The Best Album? (and a Reason Many Think So)

Musically speaking, some albums are better than others. But is being better than another album simply a matter of personal taste? I’m not going to try to answer that question, but philosophers tend to say it’s more complicated than that.

It’s not a matter of personal taste that some albums are more popular than others. But even here, you have to decide how to identify popularity. Is it by total sales? The issue of sales can get murky, since not all sales figures are equally accurate. Wikipedia’s “List of Best Selling Albums” goes into some detail about methodology and ends up saying Michael Jackson’s Thriller from 1982 is the best-selling album of all time.

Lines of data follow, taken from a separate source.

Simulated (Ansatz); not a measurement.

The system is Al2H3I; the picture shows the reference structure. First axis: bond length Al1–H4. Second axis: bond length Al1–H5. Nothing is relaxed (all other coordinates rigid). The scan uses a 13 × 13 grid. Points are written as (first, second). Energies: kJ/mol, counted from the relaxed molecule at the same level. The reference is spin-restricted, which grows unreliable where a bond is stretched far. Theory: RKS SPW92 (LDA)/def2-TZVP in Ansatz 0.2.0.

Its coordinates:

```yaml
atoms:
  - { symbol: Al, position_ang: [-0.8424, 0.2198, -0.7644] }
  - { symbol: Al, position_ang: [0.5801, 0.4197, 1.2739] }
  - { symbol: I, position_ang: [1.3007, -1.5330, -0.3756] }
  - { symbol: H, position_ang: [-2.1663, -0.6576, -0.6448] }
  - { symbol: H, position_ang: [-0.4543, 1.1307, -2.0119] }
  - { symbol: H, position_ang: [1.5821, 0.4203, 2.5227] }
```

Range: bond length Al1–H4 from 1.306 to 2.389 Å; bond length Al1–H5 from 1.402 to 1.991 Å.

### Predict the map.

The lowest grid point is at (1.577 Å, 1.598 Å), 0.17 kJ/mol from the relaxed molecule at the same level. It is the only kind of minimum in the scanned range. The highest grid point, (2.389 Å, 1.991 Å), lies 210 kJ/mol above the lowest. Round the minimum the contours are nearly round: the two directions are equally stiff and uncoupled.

Another way to identify popularity is to ask people. But that’s not simple either. Who gets to vote? How is the voting done? A site called PopVortex has a list they call “The 100 Greatest Albums of All Time”, but it comes with an explanation:

There have been plenty list available that rank the top 100 greatest albums of all time. What makes this list different is that it compiles and aggregates data from other best of lists, including both critics lists such as Rolling Stone’s 500 Greatest Albums books and fan polls such as Q magazine’s 100 Greatest Albums Ever poll. The goal of this list to find not only the greatest albums of all time but also the most influential and culturally significant albums as well, so in addition to just the opinions of critics and fans to compile the list other metrics where used as well such as Billboard chart statistics, RIAA sales figures and several others to help determine the final rankings of the best albums.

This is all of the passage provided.